Residents of the Abobo district carry their belongings as they flee the neighborhood which has become a hub for street violence in the nation's ongoing political standoff, in Abidjan, Ivory Coast, February 28, 2011

People in Ivory Coast are feeling the effects of the country's political crisis, with signs of a gasoline shortage and the closure of eight daily newspapers.

The owners of the independent newspapers released a joint statement Tuesday citing ongoing "judicial and police harassment" by supporters of incumbent president Laurent Gbagbo. The dailies claim they are being targeted for refusing to back Mr. Gbagbo.

The incumbent president is defying international pressure to step down and cede power to Alassane Ouattara, whom most countries recognize as the winner of a November presidential election.

In a statement Tuesday, the media rights group Reporters Without Borders said privately-owned newspapers are being "hounded and threatened." The group also said a media war has broken out between pro-Gbagbo and pro-Ouattara supporters - creating what it called an "impossible situation for the press."

The group reported that attackers wielding clubs and machetes killed an employee for a pro-Gbagbo daily newspaper in southern Abidjan on Monday.

In another development, Mr. Gbagbo's government has banned residents from filling jerricans with gasoline. Mr. Gbagbo's mines minister announced the ban on Monday, prompting a rush to stockpile fuel.

The European Union has frozen the assets of Ivory Coast's port and its state oil firm to pressure Mr. Gbagbo to transfer power.

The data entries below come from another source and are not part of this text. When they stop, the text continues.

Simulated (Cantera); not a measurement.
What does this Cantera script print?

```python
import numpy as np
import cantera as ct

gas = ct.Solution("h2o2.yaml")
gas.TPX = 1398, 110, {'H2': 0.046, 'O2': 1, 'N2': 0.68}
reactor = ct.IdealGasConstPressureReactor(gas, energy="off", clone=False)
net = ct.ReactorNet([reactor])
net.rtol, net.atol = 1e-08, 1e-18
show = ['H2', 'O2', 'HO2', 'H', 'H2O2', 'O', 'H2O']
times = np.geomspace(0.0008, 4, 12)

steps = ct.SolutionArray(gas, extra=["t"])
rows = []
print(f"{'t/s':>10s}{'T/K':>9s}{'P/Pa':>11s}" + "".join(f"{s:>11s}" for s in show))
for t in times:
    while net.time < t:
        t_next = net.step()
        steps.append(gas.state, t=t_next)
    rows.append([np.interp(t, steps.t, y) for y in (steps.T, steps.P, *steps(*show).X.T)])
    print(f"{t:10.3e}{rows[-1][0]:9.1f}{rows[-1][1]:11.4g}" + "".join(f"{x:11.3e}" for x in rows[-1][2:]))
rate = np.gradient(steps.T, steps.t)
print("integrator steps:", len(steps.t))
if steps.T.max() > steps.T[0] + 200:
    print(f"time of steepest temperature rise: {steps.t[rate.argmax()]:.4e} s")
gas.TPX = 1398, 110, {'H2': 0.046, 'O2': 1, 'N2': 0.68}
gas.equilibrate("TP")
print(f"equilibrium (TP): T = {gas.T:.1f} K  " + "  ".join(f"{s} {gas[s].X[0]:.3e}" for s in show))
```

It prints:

Meanwhile, fighting in the main city of Abidjan appeared to have subsided on Tuesday, after six straight days of violence between pro-Gbagbo forces and supporters of Mr. Ouattara.

Most of the clashes have taken place in the pro-Ouattara neighborhoods of Abobo and Anyama. On Monday, Mr. Gbagbo ordered a three-day overnight curfew in those districts.

Some information for this report was provided by AP and AFP.